Taskflow provides several class interfaces, such as tf::cublasFlowCapturer, on top of tf::cudaFlowCapturerBase for users to use external high-performance CUDA libraries together with Taskflow.

Offload a cudaFlow Capturer

By default, the executor offloads and executes the cudaFlow capturer once. When you offload a cudaFlow capturer, an executable graph will be created. The system runtime transforms the user-described graph into an executable graph optimized for maximum stream concurrency. Depending on the optimization, the user-described graph may be different from the actual executable graph. You can explicitly execute a cudaFlow using different offload methods:

taskflow.emplace([](tf::cudaFlowCapturer& cf) {
  // ... capture CUDA tasks
  cf.offload();      // offload the cudaFlow capturer and run it once
  cf.offload_n(10);  // offload the cudaFlow capturer and run it 10 times
  cf.offload_until([repeat=5] () mutable { return repeat-- == 0; })  // five times
});

After you offload a cudaFlow capturer, it is considered executed, and the executor will not run an offloaded cudaFlow after leaving the cudaFlow capturer task callable. On the other hand, if a cudaFlow capturer is not offloaded, the executor runs it once. For example, the following two versions represent the same execution logic.
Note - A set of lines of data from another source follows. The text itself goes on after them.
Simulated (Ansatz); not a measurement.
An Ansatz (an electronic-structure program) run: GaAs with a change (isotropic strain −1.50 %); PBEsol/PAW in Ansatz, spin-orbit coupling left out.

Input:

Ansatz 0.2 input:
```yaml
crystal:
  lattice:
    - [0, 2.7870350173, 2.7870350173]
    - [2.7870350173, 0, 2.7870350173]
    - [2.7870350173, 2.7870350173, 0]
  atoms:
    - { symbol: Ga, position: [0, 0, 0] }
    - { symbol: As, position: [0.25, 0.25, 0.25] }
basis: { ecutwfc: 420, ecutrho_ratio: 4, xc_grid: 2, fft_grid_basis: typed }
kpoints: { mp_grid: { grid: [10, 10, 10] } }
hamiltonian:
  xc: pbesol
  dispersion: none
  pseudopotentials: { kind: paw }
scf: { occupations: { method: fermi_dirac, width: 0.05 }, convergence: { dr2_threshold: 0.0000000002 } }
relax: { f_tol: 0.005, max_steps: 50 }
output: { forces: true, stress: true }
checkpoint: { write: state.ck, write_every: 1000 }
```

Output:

// version 1: explicitly offload a cudaFlow capturer once
taskflow.emplace([](tf::cudaFlowCapturer& cf) {
  cf.single_task([] __device__ (){});
  cf.offload();
});

// version 2 (same as version 1): executor offloads the cudaFlow capturer once
taskflow.emplace([](tf::cudaFlowCapturer& sf) {
  cf.single_task([] __device__ (){});
});

Update a cudaFlow Capturer

Between successive offloads (i.e., executions of a cudaFlow capturer), you can update the captured task by rebinding it to another task type. For example, you can rebind a kernel task to a memory task from an offloaded cudaFlow capturer.

taskflow.emplace(tf::cudaFlowCapturer& cf) {
  tf::cudaTask task = cf.kernel(grid1, block1, shm1, kernel1, kernel1_args);
  cf.offload();

  // rebind task to another kernel with different parameters
  cf.rebind_kernel(task, grid2, block2, shm2, kernel2, kernel2_args);
  cf.offload();

  // rebind task to another task type is OK in a capturer
  cf.rebind_memset(task, target, 0, num_bytes);
  cf.offload();
};

When you call a rebind method, it destroys the underlying executable graph if it exists, and a new executable graph will be recreated for the next offload. A cudaFlow capturer does not maintain an one-to-one mapping between the user-described graph and the actual executable graph, and therefore the rebind methods are more flexible than the update methods of tf::cudaFlow. Each method of task creation in tf::cudaFlowCapturer has a corresponding method of rebinding a task to that task type (e.g., tf::cudaFlowCapturer::on and tf::cudaFlowCapturer::rebind_on, tf::cudaFlowCapturer::kernel and tf::cudaFlowCapturer::kernel).

Use cudaFlow Capturer in a Standalone Environment

You can use tf::cudaFlowCapturer in a standalone environment without going through tf::Taskflow and offloads it to a GPU from the caller thread. All the features we have discussed so far apply to the standalone use.

tf::cudaFlowCapturer cf;  // create a standalone cudaFlow capturer

tf::cudaTask h2d_x = cf.copy(dx, hx.data(), N).name("h2d_x");
tf::cudaTask h2d_y = cf.copy(dy, hy.data(), N).name("h2d_y");
tf::cudaTask d2h_x = cf.copy(hx.data(), dx, N).name("d2h_x");
tf::cudaTask d2h_y = cf.copy(hy.data(), dy, N).name("d2h_y");
tf::cudaTask saxpy = cf.kernel((N+255)/256, 256, 0, saxpy, N, 2.0f, dx, dy)
                       .name("saxpy");

saxpy.succeed(h2d_x, h2d_y)   // kernel runs after  host-to-device copy
     .precede(d2h_x, d2h_y);  // kernel runs before device-to-host copy

cf.offload();  // offload and run the standalone cudaFlow capturer once

When using cudaFlow Capturer in a standalone environment, it is your choice to decide its GPU context. The following example creates a cudaFlow capturer and executes it on GPU 2.

tf::cudaScopedDevice gpu(2);
tf::cudaFlowCapturer cf;  // create a standalone cudaFlow capturer on GPU 2
cf.offload();             // run the capturer once on GPU 2